I configured a local Nutch 2.3.1 instance on MacOS 10.11.5 (El Capitan) running in Eclipse as described here: https://wiki.apache.org/nutch/RunNutchInEclipse
As data store to use I configured MongoDB 2.6.12 which is also running on my local MacOS machine. I took the Gora config from here: http://www.aossama.com/search-engine-with-apache-nutch-mongodb-and-elasticsearch/
ivy.xml
<dependency org="org.apache.gora" name="gora-mongodb" rev="0.6.1" conf="*->default" />
gora.properties
gora.datastore.default=org.apache.gora.mongodb.store.MongoStore
gora.mongodb.override_hadoop_configuration=false
gora.mongodb.mapping.file=/gora-mongodb-mapping.xml
gora.mongodb.servers=localhost:27017
# I tried several server settings like localhost, 127.0.0.1, 127.0.0.1:27017, ...
gora.mongodb.db=nutch
I did not change gora-mongodb-mapping.xml.
nutch-site.xml
<property>
<name>storage.data.store.class</name>
<value>org.apache.gora.mongodb.store.MongoStore</value>
<description>Default class for storing data</description>
</property>
If I run the inject command, hadoop.log shows this confusing result:
2016-07-12 23:23:16,818 INFO crawl.InjectorJob - InjectorJob: starting at 2016-07-12 23:23:16
2016-07-12 23:23:16,819 INFO crawl.InjectorJob - InjectorJob: Injecting urlDir: /Users/myaccount/Documents/Nutch/urls
2016-07-12 23:23:17,054 WARN util.NativeCodeLoader - Unable to load native-hadoop library for your platform... using builtin-java classes where applicable
2016-07-12 23:23:17,416 ERROR store.MongoStore -
2016-07-12 23:23:17,417 ERROR store.MongoStore - [Ljava.lang.StackTraceElement;@4b5189ac
2016-07-12 23:23:17,418 ERROR store.MongoStore - Error while initializing MongoDB store: java.lang.NullPointerException
2016-07-12 23:23:17,419 ERROR crawl.InjectorJob - InjectorJob: org.apache.gora.util.GoraException: java.lang.RuntimeException: java.io.IOException: java.lang.NullPointerException
at org.apache.gora.store.DataStoreFactory.createDataStore(DataStoreFactory.java:167)

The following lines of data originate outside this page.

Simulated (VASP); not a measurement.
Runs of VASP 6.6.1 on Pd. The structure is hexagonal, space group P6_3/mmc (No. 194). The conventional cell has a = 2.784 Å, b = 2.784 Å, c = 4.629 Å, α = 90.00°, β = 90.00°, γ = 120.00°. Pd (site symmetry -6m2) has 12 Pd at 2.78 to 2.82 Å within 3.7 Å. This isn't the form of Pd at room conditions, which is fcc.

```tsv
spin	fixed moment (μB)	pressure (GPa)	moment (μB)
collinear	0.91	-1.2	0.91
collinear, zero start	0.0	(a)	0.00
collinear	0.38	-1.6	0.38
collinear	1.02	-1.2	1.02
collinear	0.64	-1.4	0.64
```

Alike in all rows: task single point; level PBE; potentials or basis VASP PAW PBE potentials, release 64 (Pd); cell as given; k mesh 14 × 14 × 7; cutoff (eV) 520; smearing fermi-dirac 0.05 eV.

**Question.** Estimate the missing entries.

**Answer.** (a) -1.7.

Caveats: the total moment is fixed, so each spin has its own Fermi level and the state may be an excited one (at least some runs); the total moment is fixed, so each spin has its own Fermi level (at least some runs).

at org.apache.gora.store.DataStoreFactory.createDataStore(DataStoreFactory.java:135)
at org.apache.nutch.storage.StorageUtils.createWebStore(StorageUtils.java:78)
at org.apache.nutch.crawl.InjectorJob.run(InjectorJob.java:233)
at org.apache.nutch.crawl.InjectorJob.inject(InjectorJob.java:267)
at org.apache.nutch.crawl.InjectorJob.run(InjectorJob.java:290)
at org.apache.hadoop.util.ToolRunner.run(ToolRunner.java:70)
at org.apache.nutch.crawl.InjectorJob.main(InjectorJob.java:299)
Caused by: java.lang.RuntimeException: java.io.IOException: java.lang.NullPointerException
at org.apache.gora.mongodb.store.MongoStore.initialize(MongoStore.java:131)
at org.apache.gora.store.DataStoreFactory.initializeDataStore(DataStoreFactory.java:102)
at org.apache.gora.store.DataStoreFactory.createDataStore(DataStoreFactory.java:161)
... 7 more
Caused by: java.io.IOException: java.lang.NullPointerException
at org.apache.gora.mongodb.store.MongoMappingBuilder.fromFile(MongoMappingBuilder.java:123)
at org.apache.gora.mongodb.store.MongoStore.initialize(MongoStore.java:118)
... 9 more
Caused by: java.lang.NullPointerException
at org.apache.gora.mongodb.store.MongoMapping.newDocumentField(MongoMapping.java:109)
at org.apache.gora.mongodb.store.MongoMapping.addClassField(MongoMapping.java:169)
at org.apache.gora.mongodb.store.MongoMappingBuilder.loadPersistentClass(MongoMappingBuilder.java:169)
at org.apache.gora.mongodb.store.MongoMappingBuilder.fromFile(MongoMappingBuilder.java:112)
... 10 more
After two days I've run out of ideas.
Within the log file I can't identify any valuable hint. The MongoDB logs don't show any connection attempts (not to mention an active connection). Using mongo
I'm able to connect to the database and requesting http://localhost:27017 shows the expected message ("It looks like you are trying to access MongoDB over HTTP on the native driver port.") and corresponding log file entries. If I switch the data store to Cassandra, injecting works as expected, so Nutch itself also seems to work.
Does anybody know what I'm missing or understand what the hadoop.log is trying to tell me?
Any help would be appreciated! Thx.
Update: I also tried to use this configuration on an Ubuntu 14.04 server - works as expected. So I suppose my issue is related to the connection between Nutch & MongoDB running on a Mac. (If somebody wants to know: I'm trying to get the configuration working on my Mac because I want to do some local development with no need of a server connection.)